13 April 2014

Last night: sharing love

We have shared our bed with a wonderful woman perhaps four or fives times. Dreadly is her name (or at least what i will her call her here) and she has (as one might expect) very long and beautifully kept dreadlocks. She is petite and down to earth and being with her brings a new connection to Daddy's and my relationship. The afterglow of her energy encircles us for days ...

17 March 2014

Answers (Part 3)

From Del Fonte
What is your favourite part of Italy and what is it about the country you like?
Perhaps Florence is my favourite city ... i lived there for a year and it was a wonderful year (although the other years were too). i was in a such a magical place of my life, single with some beautiful girlfriends rocking the town so it stands out the most.
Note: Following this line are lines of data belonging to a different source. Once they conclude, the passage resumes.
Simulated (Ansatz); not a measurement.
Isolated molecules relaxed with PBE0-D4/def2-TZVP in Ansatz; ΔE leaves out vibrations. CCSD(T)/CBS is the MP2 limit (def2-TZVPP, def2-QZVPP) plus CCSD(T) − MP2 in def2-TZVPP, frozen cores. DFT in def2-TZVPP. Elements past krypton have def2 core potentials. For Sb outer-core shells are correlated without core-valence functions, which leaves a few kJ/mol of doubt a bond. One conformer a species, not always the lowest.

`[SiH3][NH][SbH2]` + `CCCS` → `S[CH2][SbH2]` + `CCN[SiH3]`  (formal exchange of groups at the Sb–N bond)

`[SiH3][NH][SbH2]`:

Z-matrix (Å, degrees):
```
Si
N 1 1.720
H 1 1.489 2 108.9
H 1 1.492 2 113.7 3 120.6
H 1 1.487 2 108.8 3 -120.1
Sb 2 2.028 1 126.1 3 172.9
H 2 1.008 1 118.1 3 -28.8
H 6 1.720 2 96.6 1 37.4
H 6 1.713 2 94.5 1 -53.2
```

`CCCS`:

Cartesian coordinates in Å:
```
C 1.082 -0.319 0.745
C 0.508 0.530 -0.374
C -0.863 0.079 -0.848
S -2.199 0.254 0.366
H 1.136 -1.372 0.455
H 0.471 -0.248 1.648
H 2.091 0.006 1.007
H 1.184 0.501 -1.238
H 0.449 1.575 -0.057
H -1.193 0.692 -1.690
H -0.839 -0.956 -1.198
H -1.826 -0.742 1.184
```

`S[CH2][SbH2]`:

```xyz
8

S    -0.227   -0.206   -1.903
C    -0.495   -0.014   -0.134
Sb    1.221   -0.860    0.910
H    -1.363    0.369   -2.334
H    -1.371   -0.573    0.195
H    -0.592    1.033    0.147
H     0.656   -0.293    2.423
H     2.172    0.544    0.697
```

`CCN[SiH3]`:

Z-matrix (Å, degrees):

The reason i love Italy? i'm not even sure how to answer this - the people, the food, the clothes (my gosh i love shopping in Italy), the art, i dated an Italian for 3 years (doing the long distance thing between here and there), but all of that doesn't really say why i love it anymore than the rest of us ... perhaps it is the language and the romance that speaking it elicits or perhaps it is something more intangible i can't pinpoint.

From Marquis du Eden
1) Did you know that your Daddy was into kink before you brought it up with him? 
Yes in a way. He had been forceful when we made love, restraining my hands and the like. We had some conversations that skirted around the edge of kink but nothing so outright as when i said to Daddy "own me!" lol

2) I could be wrong, but it has seemed that he does photography. Mine does, and I know I get jealous sometimes when he does shoots with other women. Do you ever get jealous about it?
Daddy isn't a photographer. The professional photographs you see are from a friend of mine. Even if Daddy was a photographer i cannot imagine being jealous ... i trust in His love for me so even when we share our bed with other women, love is shared not taken away :)

10 March 2014

Answers (Part 2)

From Betsy T
Was it hard to find someone for your threesome? 
No is the simple answer :) But of course we have had different connections with each of the women we have had threesomes with. Daddy has only tied one woman up with me (The needle in the haystack), but all our experiences have been exquisite in their own way.  

Also, was it hard to manage your jealousy?
There was no jealously and there has been no jealousy in any of the threesomes we have shared in. Sharing our bed with other women is just a different expression of our love for each other rather than taking away from our love.

From Tori
When did you first begin to realise that you had these desires to submit, was kinky?
Reading the Story of O - see my answers (part 1) to Big D lil s
 

How did you both meet each other/get together?
In the most vanilla way possible. We met at a brunch of mutual friend who was celebrating her birthday. My friend asked Daddy if He would be able to drop me home because i was only recently back in town (having been gone for 10 years!) and without a car.
 

Who first brought up bringing ttwd into your relationship?
Daddy was quite forceful from the very beginning in our love making, but it was me that suggested ttwd ... i wrote to Daddy My deepest desire

"I want to give you my body absolutely in a way that it is no longer mine to decide what I do or don't do. I want you to own it, properly, to decide everything and to be 100% certain that whatever you say, ask of me, I will do. I would really like that my body is locked to everyone but you and that it is only until your say that it may be un locked (I intend this in both a figurative and literal sense). I want this to be a binding contract between you and me".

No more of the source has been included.